- Gold markets have sold off drastically during the trading session on Wednesday as we continue to see a lot of strength in the US dollar and of course the US interest rates.
- The market continues to see the US dollar as the world’s favorite currency, and as long that’s going to be the case gold will get a bit of a beating.
- At this point, it looks like we are ready to reach down toward the Lowes again, and then perhaps even breakthrough there.
If we break down below the low, then it’s likely that we go down to the $1600 level. The $1600 level is an area that is a large, round, psychologically significant figure, and an area that I think could offer a little bit of support. However, I think it’s probably only a matter of time before we break down from there and go looking toward the $1500 level. The $1500 level of course has a lot of psychology attached to it, so I think it’s probably only a matter of time before we would see a bounce from there as well.

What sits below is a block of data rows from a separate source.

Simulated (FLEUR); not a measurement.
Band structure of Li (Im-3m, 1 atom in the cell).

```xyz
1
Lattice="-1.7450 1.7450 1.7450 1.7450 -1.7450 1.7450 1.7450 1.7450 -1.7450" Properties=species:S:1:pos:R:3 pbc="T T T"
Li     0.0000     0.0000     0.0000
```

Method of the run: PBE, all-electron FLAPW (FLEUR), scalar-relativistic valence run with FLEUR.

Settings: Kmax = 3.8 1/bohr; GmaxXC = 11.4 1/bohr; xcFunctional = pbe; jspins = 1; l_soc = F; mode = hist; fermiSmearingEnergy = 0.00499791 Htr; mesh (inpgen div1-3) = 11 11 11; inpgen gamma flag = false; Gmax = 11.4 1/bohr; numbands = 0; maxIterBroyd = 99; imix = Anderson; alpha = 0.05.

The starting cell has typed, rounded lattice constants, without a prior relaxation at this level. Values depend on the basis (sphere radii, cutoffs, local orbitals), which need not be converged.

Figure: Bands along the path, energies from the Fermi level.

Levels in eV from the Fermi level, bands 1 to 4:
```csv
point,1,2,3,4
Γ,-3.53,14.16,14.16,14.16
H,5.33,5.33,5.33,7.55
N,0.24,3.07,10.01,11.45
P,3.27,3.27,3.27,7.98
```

Not Interested in Buying Gold
On the other hand, we could rally a bit from here and go looking to the $1650 level, but I think at that point we would probably see a bit of resistance as well. Regardless, you need to pay close attention to the interest rate markets in the United States, because it’s very likely that we will continue to see the negative correlation. Regardless, I think you probably have a “fade the rally” type of market right now, especially as we continue to see interest rates rocket higher, and of course the fact that everything is about US dollars right now.
Believe it or not, there is a shortage US dollar out there, and that continues to be the life out of most commodities, including gold. Nobody wants to pay for storage on gold either, considering that you can get some type of return on holding paper. Ultimately, the 50-Day EMA has been very reliable as a downtrend line, and I think we continue to drop going forward over the longer term. I have no interest in buying gold, but as soon the Federal Reserve changes its overall attitude, this will probably be a “buy-and-hold” type of market.